# Google Python class in Julia Part 3: Copyspecial

As part of teaching myself Python (after doing so half-heartedly for about a year) I completed Google's Python course. Also during that time period, I was learning Julia and mostly using its packages to check the results of various statistical models (GLM, MixedModels). What is nice about Julia is that it combines the best parts of Python, MATLAB, and R. For current purposes, it shares several data structures with Python.

One goal of mine is to make code and analyses portable across platforms and programs. The Google Python course is good for this, at it instructs how to perform basic tasks (file I/O, counts, low-level tokenization) using base Python. Julia is a good language to port this to, as not only it shares data structures, but also is designed to be fast; something that could be very useful when doing basic NLP-like tasks in batches. So in order to familiarize myself with Julia and learn how to port things, I will implement the exercises in Julia.

## Copyspecial exercise

The goal of the copyspecial exercise is to take a list of files contained in a directory and either copy them to a new directory or place them into a ZIP archive. The first part of of the exercise focuses on getting the absolute paths of the files. The second part involves copying the files. The third part focuses on commands to create the ZIP archive.


## Part A: Manipulating file paths
The first part of the exercise involves:  
1. specifying a directory;  
2. printing an error if the files with the correct format are not found;  
3. if the files are found, put them in a list;  
4. print the absolute path for each file;  
5. return the list of file names (with complete path)  

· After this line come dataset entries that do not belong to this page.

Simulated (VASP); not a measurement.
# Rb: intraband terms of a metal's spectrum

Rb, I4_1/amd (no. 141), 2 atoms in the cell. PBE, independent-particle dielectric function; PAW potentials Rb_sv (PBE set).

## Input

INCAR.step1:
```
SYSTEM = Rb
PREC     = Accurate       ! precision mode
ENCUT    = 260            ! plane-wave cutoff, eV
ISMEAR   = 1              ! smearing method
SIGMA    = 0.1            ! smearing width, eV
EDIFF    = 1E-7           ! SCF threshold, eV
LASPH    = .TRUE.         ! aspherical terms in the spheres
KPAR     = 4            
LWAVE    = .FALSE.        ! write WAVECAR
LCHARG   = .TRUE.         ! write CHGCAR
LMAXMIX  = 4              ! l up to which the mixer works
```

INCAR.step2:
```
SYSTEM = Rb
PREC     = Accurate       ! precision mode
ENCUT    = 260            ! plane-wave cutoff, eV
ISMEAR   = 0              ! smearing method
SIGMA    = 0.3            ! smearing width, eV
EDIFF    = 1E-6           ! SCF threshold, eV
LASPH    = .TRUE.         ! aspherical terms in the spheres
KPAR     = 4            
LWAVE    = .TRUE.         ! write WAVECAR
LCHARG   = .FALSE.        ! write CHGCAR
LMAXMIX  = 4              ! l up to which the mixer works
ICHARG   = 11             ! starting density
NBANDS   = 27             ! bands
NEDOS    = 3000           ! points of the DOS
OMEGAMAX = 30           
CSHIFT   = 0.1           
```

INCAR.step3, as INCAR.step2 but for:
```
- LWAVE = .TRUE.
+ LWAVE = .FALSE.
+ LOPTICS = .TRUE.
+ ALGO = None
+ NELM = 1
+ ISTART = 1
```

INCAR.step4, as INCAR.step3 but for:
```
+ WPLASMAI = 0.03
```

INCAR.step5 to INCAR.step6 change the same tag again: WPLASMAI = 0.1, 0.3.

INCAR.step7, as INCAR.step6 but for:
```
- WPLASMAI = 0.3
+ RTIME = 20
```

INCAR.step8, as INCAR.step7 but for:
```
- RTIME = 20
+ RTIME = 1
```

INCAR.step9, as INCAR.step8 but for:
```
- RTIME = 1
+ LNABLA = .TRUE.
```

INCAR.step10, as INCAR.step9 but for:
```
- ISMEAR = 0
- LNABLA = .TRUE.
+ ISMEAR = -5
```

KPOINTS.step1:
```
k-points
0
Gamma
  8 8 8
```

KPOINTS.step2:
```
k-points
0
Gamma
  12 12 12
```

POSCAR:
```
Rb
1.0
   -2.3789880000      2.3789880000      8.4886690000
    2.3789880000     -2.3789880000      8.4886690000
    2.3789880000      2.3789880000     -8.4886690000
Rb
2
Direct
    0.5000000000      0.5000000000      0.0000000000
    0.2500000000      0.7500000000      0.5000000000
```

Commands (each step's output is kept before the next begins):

The first step is to define a function that takes a directory as an argument and then implements steps 1 - 5.

In [1]:
function get_special_paths(dir)
    """Prints the absolute paths of each of the 'special' files in 
    the directory """
    filenames = readdir(expanduser(dir));
    special_list = matchall(r"\w+__\w+__.\w+", join(filenames, " "));
    if length(special_list) == 0
        print("Special files not found in this directory", "\n")
    else
        print("Special files found in this directory", "\n")
    end
    special_paths = ASCIIString[];
    for file in special_list;
        push!(special_paths, abspath(file));
        print(abspath(file), "\n")
    end
    return special_paths
end

get_special_paths (generic function with 1 method)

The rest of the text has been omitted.